We've been celebrating denying creators revenue for decades...
Maybe this is just the internet hypocricy of "When I do it, it's good, when they do it, it's bad".
Ad blocking has always been a problem for creators but it's aimed at big corps - non-creators. The creators asked people to support them other ways or turn off the blocking. And it's not like the little independent creators wanted this version of commercialized internet in the first place.
The ai marketing teams are spinning everything they can but no AI companies are the conscript, the vultures. No question about it.
The number of people who will not ever load your ads is around 30%.
I can tell you that creators talk about this a lot in private, but will not publicly because the internet has a mass delusion on how creation and compensation works. It's like trying to convince christians that jesus obviously didn't come back from the dead days later, depsite there being no logical system available that would explain it.

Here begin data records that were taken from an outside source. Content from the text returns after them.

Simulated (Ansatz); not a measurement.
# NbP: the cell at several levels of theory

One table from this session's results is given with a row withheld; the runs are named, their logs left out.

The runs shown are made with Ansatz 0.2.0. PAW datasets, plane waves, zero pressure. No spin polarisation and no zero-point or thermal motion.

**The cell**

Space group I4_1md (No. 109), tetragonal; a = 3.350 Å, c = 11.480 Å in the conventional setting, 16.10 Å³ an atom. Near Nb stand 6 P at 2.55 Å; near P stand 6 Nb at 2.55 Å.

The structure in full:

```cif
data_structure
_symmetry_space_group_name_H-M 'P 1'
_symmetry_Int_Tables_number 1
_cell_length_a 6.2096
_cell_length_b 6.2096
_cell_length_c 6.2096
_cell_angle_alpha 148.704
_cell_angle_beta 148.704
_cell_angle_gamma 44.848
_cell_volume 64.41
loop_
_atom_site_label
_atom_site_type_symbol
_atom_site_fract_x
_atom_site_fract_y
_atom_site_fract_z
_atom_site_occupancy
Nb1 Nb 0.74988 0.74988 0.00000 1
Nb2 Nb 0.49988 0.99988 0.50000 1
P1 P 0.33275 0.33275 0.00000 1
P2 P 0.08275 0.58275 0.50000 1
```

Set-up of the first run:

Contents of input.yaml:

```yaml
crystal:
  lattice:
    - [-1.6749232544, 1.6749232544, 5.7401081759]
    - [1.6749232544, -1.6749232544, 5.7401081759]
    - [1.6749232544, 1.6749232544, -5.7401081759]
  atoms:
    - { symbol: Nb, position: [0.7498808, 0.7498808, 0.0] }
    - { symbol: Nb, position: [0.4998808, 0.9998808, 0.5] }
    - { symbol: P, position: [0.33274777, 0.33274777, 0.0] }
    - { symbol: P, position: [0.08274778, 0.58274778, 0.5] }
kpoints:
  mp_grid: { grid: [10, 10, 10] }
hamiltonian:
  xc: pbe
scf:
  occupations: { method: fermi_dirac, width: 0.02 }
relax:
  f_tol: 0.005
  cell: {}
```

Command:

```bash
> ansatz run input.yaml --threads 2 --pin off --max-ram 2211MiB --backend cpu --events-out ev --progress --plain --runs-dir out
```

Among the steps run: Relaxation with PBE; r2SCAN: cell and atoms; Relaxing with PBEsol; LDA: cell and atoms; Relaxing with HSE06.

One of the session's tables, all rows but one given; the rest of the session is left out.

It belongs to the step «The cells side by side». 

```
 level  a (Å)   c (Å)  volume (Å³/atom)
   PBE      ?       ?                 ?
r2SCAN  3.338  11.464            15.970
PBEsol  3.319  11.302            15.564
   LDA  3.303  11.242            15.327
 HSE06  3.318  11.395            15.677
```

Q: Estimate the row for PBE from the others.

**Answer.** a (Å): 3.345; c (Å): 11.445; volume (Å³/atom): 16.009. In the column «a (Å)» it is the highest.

If we were to try and map out a functional internet where everyone wins, users and creators, there is no example where ad blocking is anything other net harmful. You either get volunteer net where 0.01% share hobby posts on their own dime for the other 99.9% or you get IRC where 99% of the population doesn't really benefit (ala 1993).
People can easily justify their own piracy because it’s small scale. Even when they organize, create a whole software and tooling ecosystem around pirating media to stick into jellyfin or plex. AI still did it bigger and worse and is bad, what I’m doing is not so bad because I wasn’t going to buy the movie anyway, etc.
It's in no way, shape, or form "small scale", and has fundamentally changed the the very nature of the internet for the worse (opinions/views of ad blocking people don't matter).
There is no viable model where "have stuff but not pay for it" works out.
Many of the websites I read do not collect any appreciable amount of money from ads, or have no ads at all (one example: news.ycombinator.com :) ). They want a recognition, or to share the knowledge, or community, or they are building their brand... And AI is destroying this all - the first result of "zx80" is an AI overview with a link to wikipedia and some youtube videos. If person stops there , they will never get to computinghistory.org.uk link, and won't see any related information about the variants and models.
When you click "news.ycombinator.com" you are clicking on the ad.
:)
> Although Anubis could be altered to mine cryptocurrency to serve as proof of work, Iaso has rejected this idea: "I don't want to touch cryptocurrency with a 20 foot pole."
Which in my mind is a shame. Crypto is an absolute mess, yes, but this seems like an elegant way to get something back for putting things out there.
This is the problem crypto fans refuse to acknowledge. The money doesn't magically appear, you're taking it from someone else and letting them hold the bag when whatever cryptocurrency you choose inevitably blows up, fails, or rug-pulls. It's unethical to engage with at all because you're still participating in scamming real money out of private individuals
Between seeing ads and doing a little bit of proof-of-work for the author, I'd choose the latter.
What's even crazier to think about is that to use the latest versions of these models for which you supplied training data, you have to pay hundreds of dollars a month. I would love to get a settlement check proportional to my model weights. Even if it's $0.10, at least everyone out there will get what they're owed.
I do not value copyright. All it does is give you standing to sue if somebody reproduces your work. It does not differentiate or account for parallel creation. I cannot count how many times I have "created" something, only to find it in a research paper later.
Part of the reason I think copyright has no value is that, in general, individual copyright owners don't have the deep pockets necessary to sue someone who violates their copyright. If anyone is violating the spirit of copyright, it's corporations that insist you assign your work over to them as a work for hire, or outright ignore your copyright. (looking at you, Disney's Atlantis).
A significant benefit of AI that doesn't get talked about enough is that AI has a much greater reach over all the information it was trained on and can draw connections that would be invisible to someone operating at the human scale.
Today you can put a coding agent to migrate an existing application to another language (like chardet). Even if you don't have the code, if you can run the app you can still clone it, using it as an oracle for replication. That is why there will be very little profits in AI usage.